The US Federal Reserve's expected interest rate cut in September and US presidential candidate Donald Trump's support for lower interest rates and tariffs are combining to boost demand for gold, said Arslan Ali, currency and commodity analyst at FX Empire.
“Lower interest rates typically make non-yielding assets like gold more attractive to investors. Additionally, former US President Donald Trump’s support for tax cuts, lower interest rates and higher tariffs has further supported gold prices. This policy stance is seen as potentially inflationary and could weaken the US dollar, making gold a more attractive safe haven asset,” said Arslan Ali.
However, this expert commented that despite these many favorable factors, the strength of the USD is still restraining the increase of gold.

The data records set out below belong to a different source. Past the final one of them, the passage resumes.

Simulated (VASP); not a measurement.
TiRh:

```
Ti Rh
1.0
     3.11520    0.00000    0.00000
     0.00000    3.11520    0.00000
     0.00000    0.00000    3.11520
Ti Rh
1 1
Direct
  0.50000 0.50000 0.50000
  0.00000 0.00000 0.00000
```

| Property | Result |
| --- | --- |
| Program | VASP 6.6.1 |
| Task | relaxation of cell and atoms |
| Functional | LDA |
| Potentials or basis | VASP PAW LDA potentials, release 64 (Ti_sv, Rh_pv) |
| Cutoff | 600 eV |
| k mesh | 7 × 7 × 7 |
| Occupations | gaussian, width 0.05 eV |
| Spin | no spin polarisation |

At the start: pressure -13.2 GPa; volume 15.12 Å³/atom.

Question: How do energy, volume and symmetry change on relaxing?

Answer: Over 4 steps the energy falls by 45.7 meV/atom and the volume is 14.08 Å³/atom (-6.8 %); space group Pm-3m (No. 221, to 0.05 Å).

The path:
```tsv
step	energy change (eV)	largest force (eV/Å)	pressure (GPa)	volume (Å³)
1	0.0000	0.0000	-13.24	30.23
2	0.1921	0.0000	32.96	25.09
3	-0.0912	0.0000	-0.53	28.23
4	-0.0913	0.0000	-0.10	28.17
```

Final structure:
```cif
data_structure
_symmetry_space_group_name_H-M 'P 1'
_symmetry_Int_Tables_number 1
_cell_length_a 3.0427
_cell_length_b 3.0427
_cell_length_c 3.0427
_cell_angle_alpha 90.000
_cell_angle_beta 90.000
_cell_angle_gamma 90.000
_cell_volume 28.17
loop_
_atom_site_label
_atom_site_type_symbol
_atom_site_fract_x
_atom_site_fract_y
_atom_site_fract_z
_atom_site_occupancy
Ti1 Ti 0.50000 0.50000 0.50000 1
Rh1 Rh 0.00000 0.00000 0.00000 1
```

“US retail sales in June remained steady at $704.3 billion, indicating steady consumer spending. Despite a stronger dollar, the stability of retail sales, coupled with the Fed’s cautious stance on rate cuts, has contributed to gold’s recent rally.
Investors are turning to gold as a hedge against future Fed rate hikes and economic growth prospects,” said Arslan Ali.
According to this expert, if gold can maintain the level of 2,462.54 USD/ounce, it can push the price to the resistance level of 2,484.03 USD/ounce, followed by 2,495.38 USD/ounce and 2,508.05 USD/ounce.
Arslan Ali said that a break below $2,462.54 an ounce “could trigger a sell-off,” taking gold off support levels at $2,451.33 an ounce, $2,434.87 an ounce, and $2,420.02 an ounce, respectively.”
Meanwhile, senior market analyst Jim Wyckoff of Kitco Metals commented that there is a growing belief that the Fed will cut interest rates this fall, as the market is now seeing a 100% chance that the Fed will cut interest rates at its meeting in September.
There has also been some recent safe-haven demand driving the current rally in gold. There have been reports that Chinese consumers are buying more gold recently amid concerns about China’s economic health.
Technically, investors see the August gold price as having a strong overall near-term technical advantage. The next upside price objective is to produce a weekly close above solid resistance at $2,500/ounce.
Important overseas markets today saw the USD index firmer. Recorded at 4:15 a.m. on July 19, the US Dollar Index, which measures the greenback's movements against six major currencies, was at 103.915 points (up 0.46%).
Meanwhile, Nymex crude oil prices edged up slightly and traded around $83.25 a barrel. The benchmark 10-year US Treasury yield is currently at 4.179%.